If your taste buds are salivating, it might be muscle memory, as Derby’s annual Smoke on the Plains BBQ & Music Fest is right around the corner. The city will once again hold this year’s festival at High Park June 10 and 11.
Smoke on the Plains 2022 will be marked by the return of the People’s Choice competition, which took a brief hiatus last year. The event is coming back fully loaded – with attendees able to get more bang for their buck this time around. Tasting kits (available for $5) will offer participants a total of six two-ounce samples of pulled pork, compared to eight ounces total previously. Additionally, while attendees visited competitors’ booths in the past, blind judging will return for the competition this year and be done at one central location.

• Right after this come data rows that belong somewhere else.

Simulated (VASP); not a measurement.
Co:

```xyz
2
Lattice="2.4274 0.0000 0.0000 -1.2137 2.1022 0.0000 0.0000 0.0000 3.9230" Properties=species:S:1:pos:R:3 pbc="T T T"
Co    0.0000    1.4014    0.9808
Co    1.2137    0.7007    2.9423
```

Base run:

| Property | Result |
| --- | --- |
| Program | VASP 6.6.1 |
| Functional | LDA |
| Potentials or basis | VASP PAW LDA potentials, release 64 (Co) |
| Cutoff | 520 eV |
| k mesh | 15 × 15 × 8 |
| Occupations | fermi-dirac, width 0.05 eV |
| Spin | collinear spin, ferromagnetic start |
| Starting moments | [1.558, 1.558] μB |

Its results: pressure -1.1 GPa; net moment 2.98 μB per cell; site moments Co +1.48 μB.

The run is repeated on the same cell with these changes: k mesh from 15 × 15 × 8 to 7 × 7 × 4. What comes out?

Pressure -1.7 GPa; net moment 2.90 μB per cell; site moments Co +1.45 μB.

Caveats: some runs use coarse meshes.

On top of the format changes, the People’s Choice contest – which normally draws at least 30 competitors – will also be moved up to the first day of the festival, going from 7 to 9 p.m. June 10. There will also be a slight shift in location, with the contest being held in the parking lot next to the Zimmerman Shelter (toward the southwest corner of the park).
Along with the return of one of the staple competitions, organizers are adding some new elements, including an option for brunch on the second day of the festival with Bloody Marys and Mimosas. Shaken or Stirred will provide the brunch staples from 9 to 11 a.m. June 11 while Taters N Toppings and Snack Shack food trucks will offer breakfast items.
“I think with moving our People’s Choice contest to Friday night, which is usually on Saturday, we wanted to bring something different as a Saturday event,” said Derby Director of Communications Kristy Bansemer. “We’re just trying to draw more people out to the park early.”
Having the food trucks in the park for the morning event, concerts are also planned to start earlier at 9 a.m. June 11 to help in drawing a crowd. The Kids Corner – returning like the People’s Choice contest – will run from 9 a.m. to 3 p.m. and appeal to the younger festivalgoers with face-painting, bounce houses and more.
During Paramount’s headlining performance from 6 to 10 p.m. June 11, organizers will also be introducing a new ‘80s Night Big Hair contest. Judging will take place at 8 p.m., with the winner receiving a prize package from The Butcher Shop Salon.
While there is no joint contest, The Silver Bullet Band will perform the headlining set from 7 to 10 p.m. June 10.
Other festival activities include a cornhole tournament put on by the Derby Recreation Commission, axe throwing (new in 2022) and the signature barbecue and steak cook-off contests happening June 11. Organizers noted members of the public are encouraged to sign up for the steak cook-off, with May 20 the deadline to enter.
A beer garden and food trucks will be featured on both nights of the festival,
with the event looking to offer something for everyone.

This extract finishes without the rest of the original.